Crystalline forsterite to 160 GPa: the striking metastability of one of Universe's most abundant minerals

TL;DR

This study demonstrates that crystalline forsterite remains metastable and retains long-range order up to 160 GPa, challenging previous beliefs about pressure-induced amorphization and revealing its resilience under extreme conditions relevant to planetary processes.

Contribution

The paper provides the first evidence of forsterite's metastability up to 160 GPa and details the long-range ordering persistence, offering new insights into mineral behavior under extreme pressures.

Findings

Forsterite retains long-range order up to 160 GPa.

Metastable forsterite III persists from 58 GPa to 13 GPa during decompression.

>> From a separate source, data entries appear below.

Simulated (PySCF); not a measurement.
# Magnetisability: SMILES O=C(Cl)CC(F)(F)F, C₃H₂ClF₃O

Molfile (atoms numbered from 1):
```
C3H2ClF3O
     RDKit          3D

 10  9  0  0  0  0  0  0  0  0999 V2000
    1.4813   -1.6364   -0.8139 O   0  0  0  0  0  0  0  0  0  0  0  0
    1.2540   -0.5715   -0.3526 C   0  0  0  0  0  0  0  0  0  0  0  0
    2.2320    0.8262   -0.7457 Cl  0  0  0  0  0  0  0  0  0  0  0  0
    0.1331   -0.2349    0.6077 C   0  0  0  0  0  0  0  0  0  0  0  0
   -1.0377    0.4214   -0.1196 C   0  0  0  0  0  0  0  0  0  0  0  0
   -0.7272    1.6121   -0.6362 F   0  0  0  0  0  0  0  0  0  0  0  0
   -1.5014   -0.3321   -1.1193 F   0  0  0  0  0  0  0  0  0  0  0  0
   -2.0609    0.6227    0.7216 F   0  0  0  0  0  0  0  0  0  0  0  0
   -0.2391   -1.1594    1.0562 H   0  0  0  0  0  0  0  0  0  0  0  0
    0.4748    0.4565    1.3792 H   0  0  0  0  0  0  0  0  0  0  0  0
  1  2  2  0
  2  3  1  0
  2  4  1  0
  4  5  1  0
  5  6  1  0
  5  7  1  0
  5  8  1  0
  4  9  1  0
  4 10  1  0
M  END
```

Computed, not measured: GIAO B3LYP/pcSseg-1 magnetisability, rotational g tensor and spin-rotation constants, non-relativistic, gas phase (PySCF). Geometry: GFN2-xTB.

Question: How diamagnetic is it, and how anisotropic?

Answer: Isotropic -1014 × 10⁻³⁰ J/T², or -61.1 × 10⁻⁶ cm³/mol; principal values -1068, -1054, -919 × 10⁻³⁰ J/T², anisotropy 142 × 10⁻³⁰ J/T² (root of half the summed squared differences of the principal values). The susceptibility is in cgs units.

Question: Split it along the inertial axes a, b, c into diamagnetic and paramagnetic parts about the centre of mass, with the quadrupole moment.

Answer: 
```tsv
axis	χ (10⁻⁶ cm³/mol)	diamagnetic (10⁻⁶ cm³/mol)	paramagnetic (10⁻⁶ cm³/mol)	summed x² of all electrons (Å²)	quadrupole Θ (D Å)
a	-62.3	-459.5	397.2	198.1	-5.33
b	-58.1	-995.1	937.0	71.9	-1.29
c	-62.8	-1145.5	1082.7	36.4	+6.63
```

Discrepancy observed between static compression data and shock wave discontinuities.

Abstract

Among Universe's most consequential events are large impacts generating rapidly-evolving extreme pressures and temperatures. Crystalline and amorphous forms of (Mg, Fe)2SiO4 are abundant and widespread, within planets and in space. The behavior of these minerals is expected to deviate form thermodynamic equilibrium in many of the processes that are critical to the formation and evolution of planets, particularly shock events. To further the understanding of the behavior of the silicate under extreme conditions, we statically compressed a crystal of forsterite up to 160.5 GPa, far beyond the compound's stability field, and probed its long-range ordering with synchrotron microdiffraction. We found that forsterite retains long-range ordering up to the highest pressure reached. Forsterite III, emerging at about 58 GPa, persists in compression to 160.5 GPa and in decompression down to about 13 GPa, for a rare combined occurrence of a metastable phase of nearly 150 GPa. These observations dispute earlier reports of pressure-induced amorphization and are a unique testimony of the resilience of the crystalline state in quasi hydrostatic compression. We confirm that highly disordered forsterite can be obtained from the decompression of forsterite III as suggested from the substantial loss of long-range ordering observed at 7 GPa after further decompression. Such kinetic pathway may explain how synthetic olivine glass have been obtained in shock experiments and could be a mechanism of generation of amorphous forsterite in cosmic dust. The 120 GPa Hugoniot discontinuity finds no correspondence in our data, marking a departure from the parallelism between static "cold compression" and dynamic compression.